1. Mount Google Drive
2. Clone your repo
3. Install requirements
4. Point MLflow tracking to Drive (so runs persist)
5. Run training on GPU

> MLflow UI: On Colab, a full web UI is awkward to expose. The typical workflow is: log to Drive, then run `mlflow ui` locally against that same `mlruns` folder (or use a remote tracking server).

In [None]:
# (Colab) 1) Mount Drive
from google.colab import drive

drive.mount('/content/drive')

In [None]:
# (Colab) 2) Clone repo
# Replace with your repo URL.
REPO_URL = "https://github.com/<owner>/<repo>.git"

import os

if not os.path.exists("AttentionIsAllYouNeed"):
    !git clone {REPO_URL} AttentionIsAllYouNeed
%cd AttentionIsAllYouNeed

In [None]:
# (Colab) 3) Install dependencies
!pip -q install -r requirements.txt

In [None]:
# (Colab) 4) Point MLflow + data to Drive for persistence
from pathlib import Path

DRIVE_ROOT = Path("/content/drive/MyDrive")
PROJECT_ROOT = DRIVE_ROOT / "attention_is_all_you_need"
DATA_DIR = PROJECT_ROOT / "data" / "raw" / "wmt14_en_de"
MLRUNS_DIR = PROJECT_ROOT / "mlruns"

DATA_DIR.mkdir(parents=True, exist_ok=True)
MLRUNS_DIR.mkdir(parents=True, exist_ok=True)
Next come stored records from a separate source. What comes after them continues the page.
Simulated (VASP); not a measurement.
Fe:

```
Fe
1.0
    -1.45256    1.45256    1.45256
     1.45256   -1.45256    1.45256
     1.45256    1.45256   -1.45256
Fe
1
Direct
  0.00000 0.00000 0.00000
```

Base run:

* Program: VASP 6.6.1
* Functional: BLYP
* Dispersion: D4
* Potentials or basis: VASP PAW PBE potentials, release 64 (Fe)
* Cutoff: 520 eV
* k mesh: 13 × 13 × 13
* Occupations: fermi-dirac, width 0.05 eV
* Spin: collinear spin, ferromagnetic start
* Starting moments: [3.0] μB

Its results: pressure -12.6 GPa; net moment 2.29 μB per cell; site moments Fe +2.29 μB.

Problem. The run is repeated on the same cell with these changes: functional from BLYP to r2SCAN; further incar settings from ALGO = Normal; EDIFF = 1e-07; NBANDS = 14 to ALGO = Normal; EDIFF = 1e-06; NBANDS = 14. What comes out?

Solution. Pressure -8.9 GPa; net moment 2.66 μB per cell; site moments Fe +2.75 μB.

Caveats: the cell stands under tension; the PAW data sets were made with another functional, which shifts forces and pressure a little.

print("DATA_DIR:", DATA_DIR)
print("MLRUNS_DIR:", MLRUNS_DIR)

# Copy your prepared dataset folder into Drive once.
# If you already have a local folder in the repo, you can copy it like:
# !cp -r data/raw/wmt14_en_de/* "{DATA_DIR}/"

# Check expected files
for fn in ["train.en.bpe32000", "train.de.bpe32000", "valid.en.bpe32000", "valid.de.bpe32000"]:
    print(fn, "exists?", (DATA_DIR / fn).exists())

In [None]:
# (Colab) 5) Run repo smoke test using Drive-backed data
import os

os.environ["MLFLOW_TRACKING_URI"] = f"file:{MLRUNS_DIR}"

# Make sure repo expects data/raw/wmt14_en_de
!mkdir -p data/raw/wmt14_en_de
!rm -rf data/raw/wmt14_en_de
!ln -s "{DATA_DIR}" data/raw/wmt14_en_de

!python -m src.smoke_test

In [None]:
# (Colab) 6) Train on GPU
# This runs the repo entrypoint; it will use MLflow tracking via the env var set above.
# Ensure src/train.py has accelerator='gpu' and devices=1 when running in Colab.

!python -m src.train

In [None]:
# (Colab) 7) Export latest MLflow run summary to the repo docs folder
!python scripts/export_mlflow_run.py --tracking-uri "file:{MLRUNS_DIR}" --experiment attention_is_all_you_need_cpu --out docs/assets/latest_run_summary.json
!ls -lah docs/assets | head